Materials Project of Berkeley Lab Uses Datadog Cloud Monitoring to Simplify Observability on AWS
Executive Summary
The Materials Project at Lawrence Berkeley National Laboratory (Berkeley Lab) migrated its web and API infrastructure to AWS and improved monitoring by using solutions from AWS Public Sector Partner Datadog. The project calculates fundamental material properties to help scientists design and synthesize materials for their applications. It wanted to have more insight into usage while scaling rapidly to meet user needs. The organization used cloud monitoring tools from Datadog to track the usage of its AWS services, including Amazon VPC and AWS Fargate, and fine-tune its offering.
Gaining Insight into Compute-Intensive Operations at Scale
The Materials Project, a research initiative at Berkeley Lab supported by the US Department of Energy, wanted to make its materials research more accessible to a continually growing number of users by updating its monolithic website. Founded in 2011, the Materials Project calculates fundamental material properties and develops a host of open-source workflow and analysis software to accelerate materials design. The Materials Project data and its tools are helping researchers in industry, education, and government labs by functioning as a springboard for their research. The project’s computations drastically reduce the time for researchers to invent new materials, saving months or even years of painstaking work.

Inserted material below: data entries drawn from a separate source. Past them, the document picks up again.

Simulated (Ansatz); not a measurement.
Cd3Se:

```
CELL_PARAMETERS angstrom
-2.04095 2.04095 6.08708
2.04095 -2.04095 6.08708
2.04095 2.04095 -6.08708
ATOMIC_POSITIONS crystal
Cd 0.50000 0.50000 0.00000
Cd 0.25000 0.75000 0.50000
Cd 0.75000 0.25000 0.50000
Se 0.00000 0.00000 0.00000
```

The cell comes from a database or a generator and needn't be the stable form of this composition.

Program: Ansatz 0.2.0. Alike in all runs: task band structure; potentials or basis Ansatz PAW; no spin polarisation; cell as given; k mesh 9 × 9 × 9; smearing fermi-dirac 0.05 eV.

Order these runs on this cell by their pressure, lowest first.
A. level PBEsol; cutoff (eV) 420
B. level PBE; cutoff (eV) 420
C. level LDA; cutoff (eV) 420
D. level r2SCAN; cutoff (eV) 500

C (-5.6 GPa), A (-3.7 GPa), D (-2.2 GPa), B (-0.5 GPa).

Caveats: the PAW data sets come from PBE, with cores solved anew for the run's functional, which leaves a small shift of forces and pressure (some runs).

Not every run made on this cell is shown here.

The Materials Project is a compute-intensive effort, and as it scaled to meet US and global demand, its on-premises, monolithic stack strained to power both user and internal needs. The project also lacked insight into service usage and faults. Because the Materials Project is publicly funded, it needed an affordable solution to go along with the modernization of all aspects of its infrastructure stack for a microservice architecture. The organization turned to AWS Public Sector Partner Datadog to implement a cost-optimized observability solution at scale. The Materials Project can now support 99.98 percent uptime for more than 300,000 users.
Right now, we’re serving up to 5 TB of data on AWS every month, and our users are satisfied with the reliability that we offer them.”
Dr. Patrick Huck
Senior Computer Systems Engineer, Materials Project of Berkeley Lab
Searching for a Modern Solution
The Materials Project has become a trusted resource for scientists who rely on its data to speed up research and time to market. The project’s research has been cited over 19,000 times, and batteries developed using research from the Materials Project are now sold in supermarkets around the world. However, the project’s on-premises infrastructure was built for high-performance computing, not for availability. To introduce microservices and enhance the reliability of its website, portals, and APIs, the organization migrated the entire Materials Project website to Amazon Web Services (AWS) and redesigned the infrastructure from scratch. As an additional design goal, the project wanted to make open collaboration with other scientists and researchers possible. “We didn’t want all the web development to come from our end—we wanted to open it up so that scientists that have Python experience can write app interfaces and improve the Materials Project too,” says Dr. Patrick Huck, senior computer systems engineer for the Materials Project at Berkeley Lab. “That required a fundamental change in our approach to designing and delivering website infrastructure.”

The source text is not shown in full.